Thoughts on the ending of the last episode?
Hmmm.
From an as-is, the scene exclusively by itself, exciting! Kind of hilarious, in the way that only Bell's Hells can be. And of course, we all love Kiki. (I have a tendency to use "we" when I just mean I, but this time I am absolutely bringing you all in with me. WE love Keyleth. 😌) Also the cast is having a fucking blast, and you can tell.
From a broader perspective, I had my reservations before about bringing Keyleth (or any VM member) directly in for rez- a lot of them fueled by personal preference and opinions about storytelling and narrative and like. Just my personal opinions on shared universes and callbacks. Those opinions still stand. This did not mean before, and still doesn't, that the story being told now is bad or worse in some form! It just might look a little different now. Bringing Keyleth and VM folks in, explicitly and as NPC characters, to directly handle or play a part in the resurrection of a main PC in this campaign, absolutely alters elements of the narrative that is potentially being pulled together, and so I'm like. Mentally calibrating for that.
Keyleth and other Vox Machina folks are going to be NPC's now, I think. Which is good, IMO, in part so that the other cast members can focus on playing their current characters and because. They are NPC's now, in all the ways that the story reflect and in prestige and because. Their campaign ended.

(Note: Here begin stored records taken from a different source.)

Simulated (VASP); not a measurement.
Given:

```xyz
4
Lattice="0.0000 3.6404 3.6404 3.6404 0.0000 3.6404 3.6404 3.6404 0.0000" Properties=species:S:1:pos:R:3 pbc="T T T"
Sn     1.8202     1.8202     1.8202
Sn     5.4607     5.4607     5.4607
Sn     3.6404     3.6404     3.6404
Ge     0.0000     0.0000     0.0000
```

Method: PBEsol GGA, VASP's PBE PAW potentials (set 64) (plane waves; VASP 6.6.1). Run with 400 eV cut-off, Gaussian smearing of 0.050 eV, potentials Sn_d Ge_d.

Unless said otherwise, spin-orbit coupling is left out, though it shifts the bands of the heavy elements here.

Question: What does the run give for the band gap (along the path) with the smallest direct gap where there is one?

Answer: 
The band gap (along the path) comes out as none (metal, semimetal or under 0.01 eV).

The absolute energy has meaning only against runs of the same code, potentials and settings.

It also means that now, no matter which way we squeeze the lemon, Vox Machina as characters are now irreversibly intertwined with Bell's Hells. Whether the resurrection succeeds or fails, the connection is there, the problems and goals and hopes of the characters have a tie to each other (not to mention precedence, for how future problems might be addressed or solved, although that is obviously dependent on how Matt and co decide to handle it).
And the thing is, Vox Machina are NPC's now, but they were PC's before, and so that changes things. We know they are fully fleshed out characters with backstories and motivations and we want to honor that. Even if a person hasn't actually watched C1, there's still a bit of that drive there, to look at all these little actions and words and pin them up against a bright and brilliant and fleshed out backstory, to dive into reasons why and hopes and motivations. Because they're there, and we know about them, and we're inclined to care about them, root for them, wonder about them in a way we probably wouldn't, if they were just NPC's. Even beloved ones.
In a shared universe kind of situation, this is a plus. This is the benefit, that you love many things and you could get the joy of watching them intersect and grow. Grow together, even! Or at least interact, and then you get to speculate about these characters and things you love all over again.
I, very personally, don't prefer shared universes for this particular reason. I'm not the biggest fan of- idk how to phrase it. MCU style crossovers, I suppose? Which can often lean on things like referential weight, or end up with stories where there is hefty amount of "main cast" characters you're intended to root for and know about to really enjoy it.
I love stories that stand completely on their own, where you can drop in with no real context and watch these characters grow and interact and mess up and love each other and unstand and get the weight of all of it. I am an absolute sucker for those kinds of stories. Similarly to how so much of the M9's entire... shebang was independent of the previous campaign and characters, if impacted by ripples here and there.
I was hoping for the Bell's Hells, that they would get a chance to grow and tell a story fully and completely their own, with the space that independence provides to focus on each of them, as they are, without needing to actively share stage with the previous campaign characters. Tying in previous campaign members to key moments right in front of us (and not in backstory) makes that more difficult, and I'd argue even somewhat-frequent cameos leave us in a space where we are often thinking about prior stories and external characters. The Bells motivations are tangled and weighed, in a sense, against the motivations and thoughts and hopes of these other characters and past stories, and IMO, it leaves just a little less space for us to explore the Bells, as they are, in current space.
Its arguably not guaranteed that, cameos and touch points continue, but- like I said. Getting to bring folks back in, or refer to them is one of the benefits of a shared universe. The cast- and a lot of us! Love these characters. Why not, if we have them here and invested, now, right?
so. You know. I'm just kind of recalibrating a bit, just in case. I'm still enjoying the interactions, at face value, and crossovers are cool, and again, I love Keyleth. beloved. Thinking about how this impacts Vex and Percy and Keyleth or how Pike and Grog or Scanlan might get roped in is fun.
But I'm also takin some energy to adjust some personal expectations about where this brings us in the future, esp for the Bells especially. just in case.